How smart routing works
What flux-auto does for you, why routing is deterministic today, and how you stay in control by using a tier alias or pinning a model.
Smart routing is the reason FluxRouter exists: you send a request to flux-auto and Flux picks a sensible model for it, so you do not have to choose a model for every prompt. This page explains what that means in practice.
What does flux-auto do for me?
When you set model to flux-auto, Flux inspects your request and picks a model sized for the work. Lightweight requests go to fast, inexpensive models; harder requests go to stronger ones. You get a reasonable result without managing model selection yourself, and you pay the rate of whichever model actually served the request rather than a frontier rate on everything.
curl https://api.fluxrouter.ai/v1/chat/completions \
-H "Authorization: Bearer $FLUX_API_KEY" \
-H "Content-Type: application/json" \
-d '{
"model": "flux-auto",
"messages": [{ "role": "user", "content": "Summarize this paragraph." }]
}'
How does flux-auto decide which model to use?
Today, routing is deterministic tier routing. Flux matches your request to a tier and serves it with that tier's default model. The three tiers map to the three pricing lanes described in Tiers and pricing lanes.
Because routing is deterministic, the same kind of request gets the same class of model. Behavior is predictable: you are not going to get a wildly different model from one identical call to the next.

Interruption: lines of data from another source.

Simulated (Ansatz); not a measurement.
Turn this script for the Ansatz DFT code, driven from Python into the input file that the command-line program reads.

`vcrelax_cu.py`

Is the router self-learning?
No. Routing today is deterministic tier routing, not a self-learning system. A request is matched to a tier and served by that tier's default model. If that changes in a way that affects you, it will be documented here.
How do I stay in control?
You are never locked into whatever flux-auto would pick. You have two levels of control, in increasing strictness:
- Choose a tier. Pass a tier alias instead of
flux-auto:flux-fast,flux-standard, orflux-reasoning. This tells Flux which class of model you want without naming a specific one. - Pin an exact model. Pass a
flux-pinned-*alias to lock in a single backing model every time. See flux-auto vs pinning a model.
The authoritative list of aliases you can send is always GET /v1/models.
How do I see what it picked?
Every response includes X-Flux-* headers that tell you which model served the request, whether the router changed your requested model, and what the request cost. See Transparency headers.